In biblical days, wives were considered a husband’s property along with his cattle and slaves. Marriage in medieval Europe was “an institution by which men were confirmed as the masters of their wives on religious and legal grounds,” Yalom writes. In 15th Century Italy, a girl’s father started making deposits into her dowry fund when she was a child and the accrued sum would be paid to the husband at the time of the wedding.

In Elizabethan England, William Shakespeare’s heroine Kate, in the final scene of “The Taming of the Shrew,” suggests that a husband must command absolute obedience from his wife:

Thy husband is thy lord, thy life, thy keeper,

Thy head, thy sovereign–one that cares for thee.

But the American and French revolutions, with their political consciousness-raising, got women to questioning their lot in life. Many aristocratic French wives, after fleeing to Belgium, Holland and England, became the family wage earners. And yet, they were not accorded a commensurate increase in rights.

“While Americans threw off the shackles of British rule, no new legal system replaced the British common law: A wife was still mandated to serve and obey her husband. Her identity was still submerged, or `covered,’ by his.”

In fact, Yalom writes, “wives had absolutely no legal existence,” according to an 18th Century commentary on the laws of England by Sir William Blackstone:

“By marriage, the husband and wife are one person in law: that is, the very being, or legal existence of the woman is suspended during the marriage, or at least incorporated and consolidated into that of the husband . . . “

Laws recognize wives’ identity

It was not until almost a century later, around 1860, Yalom says, that the first laws in the United States began to recognize a wife’s personal identity, allowing her to gain control of her personal property and income, although conservative factions believed that such actions would lead to female independence and immorality.
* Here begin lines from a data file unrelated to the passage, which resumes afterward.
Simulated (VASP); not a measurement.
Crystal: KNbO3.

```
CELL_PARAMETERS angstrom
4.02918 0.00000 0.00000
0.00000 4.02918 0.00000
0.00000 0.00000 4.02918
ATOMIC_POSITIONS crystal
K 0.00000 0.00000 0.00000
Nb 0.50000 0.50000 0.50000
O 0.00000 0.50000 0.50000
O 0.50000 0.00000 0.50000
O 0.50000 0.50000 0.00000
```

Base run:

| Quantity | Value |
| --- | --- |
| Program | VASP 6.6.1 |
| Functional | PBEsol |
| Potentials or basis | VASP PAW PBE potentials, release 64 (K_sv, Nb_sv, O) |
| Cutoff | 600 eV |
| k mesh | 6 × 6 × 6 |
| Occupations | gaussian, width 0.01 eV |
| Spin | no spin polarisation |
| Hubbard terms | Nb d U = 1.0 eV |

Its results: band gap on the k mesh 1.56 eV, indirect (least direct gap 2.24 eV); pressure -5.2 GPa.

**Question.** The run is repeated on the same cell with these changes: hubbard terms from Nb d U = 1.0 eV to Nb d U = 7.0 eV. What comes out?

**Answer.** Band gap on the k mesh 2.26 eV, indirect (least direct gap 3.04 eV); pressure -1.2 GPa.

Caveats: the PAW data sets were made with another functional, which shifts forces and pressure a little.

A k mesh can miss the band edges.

“The Married Women’s Property laws,” she says, “were the first laws that began to redress the injustice toward the married woman, and state by state those rights were acquired, as well as rights for the wife in divorce. Throughout most of early American history, children were automatically granted to the father in cases of divorce.”

Around the same time as those first property rights were recognized, in the 19th Century, women’s rights activists Elizabeth Cady Stanton, Susan B. Anthony and Lucy Stone were agitating about the iniquities of marriage.

Stone, who wrote, “Marriage is to woman a state of slavery,” found one way to rebel. She kept her own name after her 1855 marriage.

The 20th Century, however, brought about the greatest challenge to matrimonial tradition. Increased economic independence, the suffrage and birth-control movements, World War II and new attitudes toward sexuality all set the stage for wives’ empowerment.

By the 1930s, it was a widely accepted idea that women had a right to sexual pleasure in marriage and to birth control, Yalom writes.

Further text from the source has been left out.